In the two years that I have been using oVirt, I've been yearning for some nice 
architecture primer myself, but I have not been able to find a nice "textbook 
style" architecture document.

And it does not help that some of the more in-depth information on the oVirt 
site, doesn't seem navigatable from the main "Documentation" link.

This is my very personal opinion, others might have different impressions.

oVirt isn't really a product in the sense that all parts were designed to go 
together. Instead it's a package that has been assembled from quite a few 
rather distinct pieces of technology that Redhat has aquired over the last 
decades. What some might view as proof of extreme flexibility, others will see 
as lack of integration. The oVirt team is careful not to re-implement anything 
on their side, that some other component already delivers. Unfortunately, that 
means you better understand those components underneath, their range of 
functionality and the tooling around them, because oVirt guys won't explain 
what other teams do (e.g. KVM, Gluster, VDO, LVM, Ansible).

KVM originates from Moshe Bar's Qumranet, is the key ingredient of oVirt/RHV 
but also leads a somewhat independent life on its own.

Gluster was a separate scale-out storage company that Redhat aquired, which has 
been passing through its very own trials and tribulations and suffers from lack 
of large scale adoption, especially since scale-out is either cloud or HPC 
where Gluster seems to hold little appeal. I think it's stagnating and its 
level of integration with oVirt is really minimal, even with the tons of work 
developers have done. I consider oVirt's HCI a brilliant value proposition in 
theory and a half baked implementation that one certainly should not use "for 
the entire enterprise".

VDSM is core to oVirt and the philsophical principle AFIK has remained 
unchanged over the last ten years. Its approach also isn't exactly novel (but 
solid!), I see parallels not only with vSphere but right back to things like 
the Tivoli workload scheduler, a mainframe batch scheduler going back decades.

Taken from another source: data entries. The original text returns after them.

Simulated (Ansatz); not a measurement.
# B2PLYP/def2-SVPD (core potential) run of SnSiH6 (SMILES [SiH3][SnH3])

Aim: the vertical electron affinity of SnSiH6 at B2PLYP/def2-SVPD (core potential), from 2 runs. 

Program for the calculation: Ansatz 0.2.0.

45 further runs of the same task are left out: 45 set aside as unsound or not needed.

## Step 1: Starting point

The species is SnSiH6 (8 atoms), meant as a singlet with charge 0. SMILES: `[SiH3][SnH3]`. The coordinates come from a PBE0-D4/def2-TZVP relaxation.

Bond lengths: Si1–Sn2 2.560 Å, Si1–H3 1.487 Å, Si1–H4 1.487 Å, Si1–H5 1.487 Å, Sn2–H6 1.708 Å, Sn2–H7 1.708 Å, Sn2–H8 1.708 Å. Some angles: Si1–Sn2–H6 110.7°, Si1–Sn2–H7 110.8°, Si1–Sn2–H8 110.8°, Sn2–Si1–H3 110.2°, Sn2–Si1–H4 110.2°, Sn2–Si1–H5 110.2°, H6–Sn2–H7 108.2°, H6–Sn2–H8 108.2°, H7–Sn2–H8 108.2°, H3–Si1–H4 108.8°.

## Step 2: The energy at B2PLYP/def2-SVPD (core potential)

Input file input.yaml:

The working principle is to make a deployment plan (~batch schedule), engrave 
that plan into persistent shared storage, so that every worker (host) can 
follow this optimal and conflict free plan, while the manager is free to rest 
or die or be rebooted. It relieves the manager of having to be clustered for 
availability itsself.

VDSM is the agent on every host (or node) responsible for reading and running 
that plan and the engine is the manager, which continously creates the new 
plans.

Originally the manager ran on a separte physical machine, but then somebody 
managed to get that "teleported" into a VM running on the oVirt farm itsself. 
It's a very nice feat and mostly just eliminates the need for a separate host 
to manage the engine. It also allows for an automatic restart of the management 
engine on another host, should the host it ran on fail. But it still needs some 
special treatment compared to any other VM. Again this is something VMware and 
Oracle also managed to do with their VM orchestration tools, perhaps Nutanix 
was the first out of the door with that feature.

Perhaps looking at what the other vendors do, sometimes helps to understand how 
oVirt works, because they do copy ideas from each other (and may be shy about 
documenting that).

There are architecture presentations out there, which unfortunately mostly 
describe the implementation changes made over the years, not the fundamental 
design philosophy nor the current implementation state. That's mostly because 
the implementation has changed fundamentally and keeps changing rapidly so the 
effort to maintain up-to-date docs seems too great. E.g. one of the more recent 
key efforts has been to make Ansible do as much work as possible, where the 
original implementation seems to have used scripts.

But that should not keep someone from doing a textbook on the architecture 
design principles behind oVirt, and perhaps a condensed overview about the 
implementation changes over the years and their motivations.

One could argue that while Redhat is an open source company, it's not an open 
knowledge company. It doesn't necessarily publish all available internal 
documentation and training material they create for their support engineers. 
They do want so sell commercial support.

On the other hand there is conference material, there are lots of RHV related 
Youtube videos scattered around, so you can find a lot of information, just not 
in that tight nice little book you and I seem to wish for.

Unfortunately, I also have not encountered any useful oVirt/RHV architecture 
books. The ones I found were very much "do this, do that" and didn't help me as 
a technical architect.

If I thought that oVirt had a bright and bullish future, I'd be tempted to 
write such a book myself.

With vSphere struggling aginst clouds, I don't see RHV/oVirt doing the right 
things to do better in a similar niche, especially when it also tries to sell 
OpenShift.

And that goes right back to decisions like rebasing CentOS upstream from RHEL.